Despite having sailed through the core components of this year’s Talk Like A Pirate Day R post a few months ago, time has been an enemy of late so this will be a short post that others can build off of, especially since there’s lots more knife work ground to cover from the data.
DMC-WhAt?
Since this is TLAPD, I’ll pilfer some of the explanation from GitHub itself:
The Digital Millennium Copyright Act (DMCA) <start_of_current_pilfer>“provides a safe harbor for service providers that host user-generated content. Since even a single claim of copyright infringement can carry statutory damages of up to $150,000, the possibility of being held liable for user-generated content could be very harmful for service providers. With potential damages multiplied across millions of users, cloud-computing and user-generated content sites like YouTube, Facebook, or GitHub probably never would have existed without the DMCA (or at least not without passing some of that cost downstream to their users).”
“The DMCA addresses this issue by creating a copyright liability safe harbor for internet service providers hosting allegedly infringing user-generated content. Essentially, so long as a service provider follows the DMCA’s notice-and-takedown rules, it won’t be liable for copyright infringement based on user-generated content. Because of this, it is important for GitHub to maintain its DMCA safe-harbor status.”</end_of_current_pilfer>
(I’ll save you from a long fact- and opinion-based diatribe on the DMCA, but suffice it to say it’s done far more harm than good IMO. Also, hopefully the “piracy” connection makes sense, now :-)
If your initial reaction was “What does the DMCA have to do with GitHub?” it likely (quickly) turned to “Oh…GitHub is really just a version-controlled file sharing service…”. As such it has to have a robust takedown policy and process.
I don’t know if Microsoft is going to keep the practice of being open about DMCA requests now that they own GitHub nor do I know if they’ll use the same process on themselves (since, as we’ll see, they have issued DMCA requests to GitHub in the past). For now, we’ll assume they will, thus making the code from this post usable in the future to check on the status of DMCA requests over a longer period of time. But first we need the data.
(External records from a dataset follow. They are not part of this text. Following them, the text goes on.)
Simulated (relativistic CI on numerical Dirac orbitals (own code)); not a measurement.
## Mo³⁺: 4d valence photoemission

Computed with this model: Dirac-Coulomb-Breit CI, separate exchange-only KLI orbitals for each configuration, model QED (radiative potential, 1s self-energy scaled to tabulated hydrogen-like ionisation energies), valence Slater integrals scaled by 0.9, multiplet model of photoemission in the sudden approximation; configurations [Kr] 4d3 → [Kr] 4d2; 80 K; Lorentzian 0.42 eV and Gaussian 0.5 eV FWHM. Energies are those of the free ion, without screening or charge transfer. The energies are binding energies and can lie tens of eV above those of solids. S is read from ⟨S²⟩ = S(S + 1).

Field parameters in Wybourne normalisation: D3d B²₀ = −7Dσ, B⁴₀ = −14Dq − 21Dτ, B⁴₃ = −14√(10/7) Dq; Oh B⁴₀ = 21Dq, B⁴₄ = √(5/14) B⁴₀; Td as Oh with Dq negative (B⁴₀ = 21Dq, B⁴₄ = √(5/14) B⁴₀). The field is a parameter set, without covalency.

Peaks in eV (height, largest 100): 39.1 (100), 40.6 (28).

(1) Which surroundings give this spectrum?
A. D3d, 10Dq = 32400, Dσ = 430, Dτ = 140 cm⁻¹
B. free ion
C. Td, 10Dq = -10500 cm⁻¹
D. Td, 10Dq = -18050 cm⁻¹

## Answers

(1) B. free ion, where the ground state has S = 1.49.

Hunting for treasure in the data hoard
Unsurprisingly, GitHub stores DMCA data on GitHub. Ironically, they store it openly — in-part — to shine a light on what giant, global megacorps like Microsoft are doing. Feel free to use one of the many R packages to clone the repo, but a simple command-line git clone git@github.com:github/dmca.git
is quick and efficient (not everything needs to be done from R).
The directory structure looks like this:
├── 2011
├── 2012
├── 2013
├── 2014
├── 2015
├── 2016
├── 2017
├── 2017-02-01-RBoyApps-2.md
├── 2017-02-15-DeutscheBank.md
├── 2017-03-13-Jetbrains.md
├── 2017-06-26-Wipro-Counternotice.md
├── 2017-06-30-AdflyLink.md
├── 2017-07-28-Toontown-2.md
├── 2017-08-31-Tourzan.md
├── 2017-09-04-Random-House.md
├── 2017-09-05-RandomHouse-2.md
├── 2017-09-18-RandomHouse.md
├── 2017-09-19-Ragnarok.md
├── 2017-10-10-Broadcom.md
├── 2018
├── 2018-02-01-NihonAdSystems.md
├── 2018-03-03-TuneIn.md
├── 2018-03-16-Wabg.md
├── 2018-05-17-Packt.md
├── 2018-06-12-Suning.md
├── 2018-07-31-Pearson.md
├── CONTRIBUTING.md
├── data
└── README.md
Unfortunately, the data
directory contains fools’ gold (it’s just high-level summary data).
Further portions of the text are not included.